FUJI5537.jpg

JULIE ANN NAGLE

Afterglow 2023
mixed media installation including paintings, kaleidoscope, beaded webs

Nagle’s project for Tinworks Art, Afterglow, combined sculpture and painting to create an interactive environment that rewarded close looking. While visiting Colorado in 2020, Nagle learned about the abundance of naturally-occurring radon seeping out of the ground in large parts of the state. She had also been working with a new strategy for making paintings such as Blaze using foraged materials from the western landscape, particularly “ecotones,” or zones where two ecosystems meet. Her painting Snow Mountain, CO used an unexpected combination of acrylic and phosphorescent paint on canvas, brass wire, and beads. She illuminated certain aspects of this landscape painting by using a second phosphorescent image, which appears in darkness or under blacklight, to allude to the duality of the invisible dangers in this sublime terrain.  
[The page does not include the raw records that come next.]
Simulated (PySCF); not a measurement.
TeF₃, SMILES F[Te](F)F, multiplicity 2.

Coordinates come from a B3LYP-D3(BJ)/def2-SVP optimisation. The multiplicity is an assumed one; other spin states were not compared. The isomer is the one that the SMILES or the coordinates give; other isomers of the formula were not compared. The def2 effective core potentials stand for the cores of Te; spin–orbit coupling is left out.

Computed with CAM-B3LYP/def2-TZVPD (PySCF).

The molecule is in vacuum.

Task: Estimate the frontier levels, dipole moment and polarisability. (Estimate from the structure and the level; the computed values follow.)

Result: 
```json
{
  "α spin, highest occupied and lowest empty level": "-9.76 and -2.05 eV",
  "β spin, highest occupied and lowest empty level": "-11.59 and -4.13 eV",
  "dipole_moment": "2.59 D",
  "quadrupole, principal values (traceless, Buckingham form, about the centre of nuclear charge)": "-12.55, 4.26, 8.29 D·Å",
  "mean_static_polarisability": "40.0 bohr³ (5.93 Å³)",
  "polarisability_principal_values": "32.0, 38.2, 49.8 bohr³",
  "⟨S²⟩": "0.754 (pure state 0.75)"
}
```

The works at Tinworks Art represented things that exist at the margins of our ability to perceive them because they are invisible, delicate, or small. Nagle’s panoramic painting Fallow Field pushed the boundaries of this series by immersing the viewer in a vast prairie terrain. Made using the silhouettes of pressed grasses and forbs, it combined the literal and fantastical in one image. Viewers were invited to seek out the hidden aspects of her paintings with blacklight torches.

 

A Seed to Eat the World 2019/2023
steel; acrylic; mammal, reptile, dinosaur, and human bones

Viewers could gently rotate this large kaleidoscope while looking through the eyepiece. As it turned, bones from mammals, fish, dinosaurs, and humans within it tumbled into new configurations. The bones were refracted in mirrors, creating reflections between beautiful and grotesque. They provoked foresight of evolutionary potential or allowed one to read their own future in scrying visions.

Night Spinning (webs) 2022-2023
translucent and phosphorescent glass beads, brass wire

These were sculptures of actual spider webs Nagle enlarged and beaded out of tiny seed beads and 24-gauge wire. It was a tedious, delicate, meditative process akin to jewelry making. They hung in corners of the room, from the ceiling, and in intersecting clusters. They each responded to the unique qualities of the space and conjecture where an enormous spider might choose to weave.

 

ABOUT JULIE ANN NAGLE

Julie Ann Nagle is an “unarcheologist,” creating and accumulating layers of narrative for viewers to disassemble.

Her process has two parts: Field Work and Poetic Output. She may research for months before constructing installations for the viewer to explore through interaction. They must engage with her installations as if the experience itself was “field work” for them in the gallery — playing the role of investigator when approaching her projects, to fully engage. The concept of history is prevalent in her work; marginalized, hypothetical, personal, or alternative histories challenge the viewer to reimagine the linear, patriarchal, and monolithic narratives we have inherited in order to better understand our current condition.

Nagle’s work engages with history the way a time-traveler engages with paradox. Her practice defies singularity the way a wormhole defies gravity, and if it were possible to create a burrow somewhere in the space-time continuum, that is exactly where her projects would live.

After receiving her BFA at The Cooper Union School of Art she completed her MFA in Sculpture + Extended Media at Virginia Commonwealth University. She has exhibited in group exhibitions at Abrons Art Center, New York, NY; Franconia Sculpture Park, Franconia, MN; the Museum of Fine Arts, Houston, TX; the RISD Museum, Providence, RI; A.I.R. Gallery, Brooklyn, NY; BRIC ArtsMedia, Brooklyn, NY; and Socrates Sculpture Park, Long Island City, NY; among others.